[RFC|WIP] deploy to GCP #240

jimdigriz · 2021-04-20T00:09:50Z

WARNING: Work in Progress, do not merge.

Some client work I was doing including making Portier deployable to GCP so I took the opportunity to generalise the solution so that others should be able to use it too. The deployment is described in the documentation in my branch at https://github.com/jimdigriz/portier-broker/tree/gcp/contrib/gcp and includes a list of issues/limitations; unlikely to be solved by myself as most require a Rust coder to work on the actual broker.

Probably of most interest to the project is the (non-awful) conditional build feature slipped into the Dockerfile that lets the user deploy a non-forked version of the project in their environment and pull in the data directory as an externally sourced tarball from an HTTP server.

As for the GCP deployment, it is the usual meat and potatoes you would expect...both the good and bad...

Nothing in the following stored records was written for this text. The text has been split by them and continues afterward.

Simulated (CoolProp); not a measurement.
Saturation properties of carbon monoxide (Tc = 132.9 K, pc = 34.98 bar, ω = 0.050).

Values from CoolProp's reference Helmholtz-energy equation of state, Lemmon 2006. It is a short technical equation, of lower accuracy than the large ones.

The project is far enough along to start seeking feedback from the maintainers and, if there is an appetite for it, what changes would be necessary for consideration of inclusion in the project.

stephank

Thanks for working on this! This is super interesting as someone who works at an AWS + Terraform shop. 😃

I'm no expert in any of the gcloud stuff, so that looks good to me. Just want to flesh out the Docker part some more, because I consider it one of the primary installation methods. (Even though I haven't paid enough attention to it.)

stephank · 2021-05-07T20:00:20Z

contrib/gcp/README.md

+         * there is no cast operator available that works on `$(ref ...)`
+         * we cannot use [`outputs`](https://cloud.google.com/deployment-manager/docs/configuration/expose-information-outputs) as it uses pass by reference and creates the same problem
+ * support for [in-transit encryption](https://cloud.google.com/memorystore/docs/redis/in-transit-encryption)
+     * [redis crate supports it](https://docs.rs/redis/0.20.0/redis/enum.ConnectionAddr.html#variant.TcpTls) though Portier's [`pubsub.rs`](../../src/utils/redis/pubsub.rs) explicitly does not


Ah, sorry about that. I'm not super happy with the pubsub code, but also haven't really worked with upstream to get us everything we need. Maybe newer versions already do what we want. (Can't say, don't remember off the top of my head what the exact pain points were.)

Filed #351 for this.

Dockerfile

jimdigriz · 2021-10-12T23:05:50Z

Sorry for taking some time to get back to this, but I have managed to get everything into a much better shape, including migrating to your data_url implementation.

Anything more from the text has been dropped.